Monday, March 18, 2013

Performing Faith

Yesterday, I had the great fortune yesterday to play for the CCD students at a vibrant downton Boston parish. It's the type of performance, apart from playing for Irish dancers, I enjoy most. They're not a critical audience, to be sure, but they receive what is shared with joy and enthusiasm.

Being a musician, like being a Christian, is a humbling profession. That is, one must always have a self-critical awareness, acknowledging that the tradition one belongs to is always wider and freer than any single expression of it. I am an Irish musician, not Irish music; I am a Christian, not Christianity. The Church serves the mission of God's Kingdom, it is not the Kingdom.

When a musician performs from the heart, or when Christian discipleship is lived out authentically and joyfully, a possibility of transformation arises. The musician shows forth what the music is capable of, the performance opening up new horizons the musical imagination. Likewise can a Christian show, within his or her concrete social reality, a new possibility for being human. The Christian shows, Through word and deed, the Christian's life in the world witnesses to the values of the Kingdom and shows how the things of this world can help us toward our final end but may never become the end itself.

Karl Rahner once noted within the institutional Church dangers associated with not adapting swiftly enough to the changes of historical situations, the danger of making the Church an end in itself rather than the means to our ultimate end, the Kingdom of God, the danger of becoming a merely conservative force out of touch with people's living realities.

The Church serves the mission of God, God does not serve the mission of the Church. We err destructively when we confuse this.

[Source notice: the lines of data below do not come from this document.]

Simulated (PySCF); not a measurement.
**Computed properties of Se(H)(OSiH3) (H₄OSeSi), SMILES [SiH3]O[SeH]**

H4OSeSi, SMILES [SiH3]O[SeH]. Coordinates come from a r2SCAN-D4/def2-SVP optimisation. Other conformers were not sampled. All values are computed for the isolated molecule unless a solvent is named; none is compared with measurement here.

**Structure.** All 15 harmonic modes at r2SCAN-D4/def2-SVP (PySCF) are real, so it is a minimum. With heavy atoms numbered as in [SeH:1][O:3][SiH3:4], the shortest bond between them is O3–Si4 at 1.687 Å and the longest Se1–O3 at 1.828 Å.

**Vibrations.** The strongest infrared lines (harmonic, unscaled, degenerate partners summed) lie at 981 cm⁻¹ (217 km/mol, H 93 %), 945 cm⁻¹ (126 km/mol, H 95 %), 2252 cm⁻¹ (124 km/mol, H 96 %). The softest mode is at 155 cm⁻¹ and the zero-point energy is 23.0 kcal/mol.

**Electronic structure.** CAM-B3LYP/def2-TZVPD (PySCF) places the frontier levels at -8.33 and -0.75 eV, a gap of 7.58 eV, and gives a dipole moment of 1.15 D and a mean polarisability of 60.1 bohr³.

"Opposition, criticism, and protest" Rahner suggests, belong essentially the life of the Church - in every era, women and men of good will must be willing to stand as prophets, recalling the Church to its core identity, its base memory, its constitution as a bearer of the Gospel. These prophets will labor, always, under the shadow of the Cross. Yet, as Rahner reminds us in one of his typically unending sentences:
If we cannot be Christians except by following our crucified Lord in the assent of faith and hope to all the futility of human existence, which at least in death achieves its most radical and palpable manifestation, if, furthermore, this act of faith and hope in accepting the futility of existence on the part of the Christian has to be posited not merely in purely cultic acts or in the private and interior sphere alone, but in the hard down-to-earth secular sphere of the Christian's worldly life, then it follows that from his Christian understanding of existence the Christian can find the understanding and the courage to venture upon that commitment which he has to take upon himself without any assurance of success and which has to be ventured upon in any really effective attempt at achieving social change in the struggle against all the forces in society that cling onto their own selfish interests. (Rahner, "The Function of The Church As A Critic of Society")
 When faithful Christians express a sense of hopelessness, of frustration at the seeming futility of their voices that call for reform within the Church they love, Rahner's words give rise to hope: your faith in Christ, the crucified and risen one, does not guarantee that your words will be met gladly or with easy reception. Indeed, just as the Word was rejected by the world, so will your words inspired by love and fidelity to the Word fall under the shadow of the Cross.

The summons to be a prophet carries the most dire of all risks: abject failure. Being inspired by God's grace, in a world stained by sin, hardly guarantees that you'll be successful. Based on the "cloud of witnesses" in our tradition, it seems, if you dare to speak out under the inspiration of the Word, you're probably going to be silenced. In every generation, this dark grace falls to many and invites a discipleship lived under the shadow of the Cross where hope in the Resurrection enables the endurance of the Passion we enter into for speaking the Truth.

A true musician plays music not because he has to, or because he gets something, but because the music bursts forth from the soul...the musician cannot not play. The Prophet's soul is similarly marked, being one who cannot not speak and live the Gospel, even when the Cross looms in the distance.